Rep. Liz Cheney’s (R-WY) blowout loss to primary challenger Harriet Hageman is just “the latest sign that the central organizing principles of today’s Republican Party are tethered less to specific policies,” we are told, “than to whatever Mr. Trump wants at any given time.”
But is that really the lesson?
Especially when plenty of Republican candidates have also survived primaries despite publicly defying former President Donald Trump in the most high-profile situations, just ask Georgia Gov. Brian Kemp and Secretary of State Brad Raffensperger.
Cheney’s real problem is that she abandoned any effort to engage in policy and defined herself entirely as anti-Trump. Just look at her press releases, the vast majority of which have nothing to do with subjects that matter to the people of Wyoming and everything to do with Trump.
Republican primary voters care about real issues that affect their daily lives, such as inflation, illegal immigration, and education. They don’t believe Trump represents some unique threat to democracy, especially when Cheney’s partner on the Jan. 6 committee voted not to certify President George Bush’s 2004 election or when Stacey Abrams is still running around claiming she won the 2018 Georgia governor’s race. To average voters, Cheney’s heartburn about contested elections seems awfully selective.
If you want to know how to prevent Trump from becoming president again, which Cheney says she will “do whatever it takes” to accomplish, look at Virginia Gov. Glenn Youngkin and Florida Gov. Ron DeSantis.
As hard as Democrats tried to make the 2021 Virginia governor’s race about Trump, Youngkin stuck to the issues of inflation and education, scoring a surprise win in a state that had become reliably Democratic recently.

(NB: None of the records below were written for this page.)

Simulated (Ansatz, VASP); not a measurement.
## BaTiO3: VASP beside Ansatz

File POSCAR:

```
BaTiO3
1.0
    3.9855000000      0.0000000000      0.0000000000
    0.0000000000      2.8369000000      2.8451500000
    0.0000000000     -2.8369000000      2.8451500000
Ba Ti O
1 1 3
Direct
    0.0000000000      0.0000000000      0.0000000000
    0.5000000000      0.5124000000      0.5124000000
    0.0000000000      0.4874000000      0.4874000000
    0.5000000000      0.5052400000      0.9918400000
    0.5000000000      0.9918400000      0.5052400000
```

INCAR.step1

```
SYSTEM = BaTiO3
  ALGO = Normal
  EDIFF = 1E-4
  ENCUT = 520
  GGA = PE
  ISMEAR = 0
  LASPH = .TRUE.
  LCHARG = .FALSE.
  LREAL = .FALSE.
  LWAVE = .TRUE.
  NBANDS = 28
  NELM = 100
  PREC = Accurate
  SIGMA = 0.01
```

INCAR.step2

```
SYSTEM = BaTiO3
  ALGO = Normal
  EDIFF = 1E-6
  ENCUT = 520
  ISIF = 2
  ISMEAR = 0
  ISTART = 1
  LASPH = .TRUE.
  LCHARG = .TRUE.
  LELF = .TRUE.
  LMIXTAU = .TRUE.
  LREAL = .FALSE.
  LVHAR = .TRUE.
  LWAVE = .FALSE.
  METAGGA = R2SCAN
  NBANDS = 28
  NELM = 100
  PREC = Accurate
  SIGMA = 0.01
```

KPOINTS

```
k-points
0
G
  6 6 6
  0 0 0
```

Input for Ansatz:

In Florida, DeSantis has relentlessly delivered for his constituents, fighting President Joe Biden to keep schools open, closing organizations that facilitated illegal immigration, and ridding universities of woke indoctrination.
As a result of his relentless focus on specific policies, DeSantis now leads Trump in polls in Florida and New Hampshire and has closed ground with him nationally. However, Cheney has already said she couldn’t support DeSantis.
If anti-Trump Republicans want to keep losing, then, by all means, they should continue the Cheney blueprint of focusing on Trump all the time. But if they want to win for a change, they should do the hard work of identifying specific policies they support and find candidates willing to run on those issues.